Local and regional municipalities across the nation can typically come to solutions more quickly and easily than do national governing bodies. Why is that? The Vanderbilt Project on Unity and American Democracy will host a virtual discussion on Nov. 3 with three former and current municipal leaders to talk about how to employ effective local strategies at the national level.
The event will stream Wednesday, Nov. 3, at 12:30 p.m. CT. The discussion is free and open to the public. Registration is required.
The panel includes:
- Bill Purcell is an adjunct professor of public policy at Vanderbilt. He served as the fifth mayor of Nashville and Davidson County, elected first in 1999 and reelected to a second term in 2003. In 2008 he was named director of Harvard University’s Institute of Politics at the John F. Kennedy School of Government. He was one of three co-chairs of the Harvard University Allston Work Team and is now in private practice of law in Nashville.
- Mitch Weiss is the Richard L. Menschel professor of management practice at Harvard Business School, where he created and teaches the school’s course on public entrepreneurship. Weiss was chief of staff and a partner to Boston’s Mayor Thomas Menino. Weiss helped shape New Urban Mechanics, Boston’s municipal innovation strategy, and make it a model for peer-produced government and change. He is the author of We the Possibility (HBR Press, 2021).
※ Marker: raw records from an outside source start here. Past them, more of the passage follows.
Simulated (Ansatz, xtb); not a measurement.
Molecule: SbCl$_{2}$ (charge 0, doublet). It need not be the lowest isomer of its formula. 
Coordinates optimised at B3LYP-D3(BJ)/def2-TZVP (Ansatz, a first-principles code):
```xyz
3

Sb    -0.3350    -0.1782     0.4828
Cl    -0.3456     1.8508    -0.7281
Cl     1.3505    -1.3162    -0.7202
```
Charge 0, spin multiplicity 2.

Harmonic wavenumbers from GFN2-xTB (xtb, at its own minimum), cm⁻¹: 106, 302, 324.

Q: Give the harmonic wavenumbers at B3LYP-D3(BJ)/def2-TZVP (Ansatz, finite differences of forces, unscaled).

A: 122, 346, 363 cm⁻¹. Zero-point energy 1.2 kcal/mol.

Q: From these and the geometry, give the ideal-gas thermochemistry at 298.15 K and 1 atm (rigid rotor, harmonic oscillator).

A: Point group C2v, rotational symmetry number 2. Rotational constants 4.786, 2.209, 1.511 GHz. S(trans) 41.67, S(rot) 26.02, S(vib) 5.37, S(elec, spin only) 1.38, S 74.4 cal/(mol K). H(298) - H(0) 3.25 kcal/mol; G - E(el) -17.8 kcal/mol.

- Mayor David Holt is Oklahoma City’s 36th mayor. He was elected Feb. 13, 2018, receiving the largest vote percentage achieved by a non-incumbent candidate for mayor since 1947. He also became the youngest mayor of Oklahoma City since 1923, the first Native American mayor of Oklahoma City and, at the time of his election, the youngest mayor of a U.S. city with more than 500,000 residents.
The event is co-sponsored by the Global Action Platform.
ABOUT THE VANDERBILT PROJECT ON UNITY AND AMERICAN DEMOCRACY
The Vanderbilt Project on Unity and American Democracy is a nonpartisan initiative that aims to elevate research and evidence-based reasoning into the national conversation. Drawing on original research, evidence-based papers and crucial conversations from Vanderbilt’s world-class faculty and visionary thought leaders of all political persuasions, the timely endeavor aims to give policymakers and the public the tools needed to combat conspiracy and unfounded ideology with evidence, data and respectful discourse. The Vanderbilt Project on Unity and American Democracy can make a meaningful contribution to solving society’s most pressing challenges and bridging our deepest differences.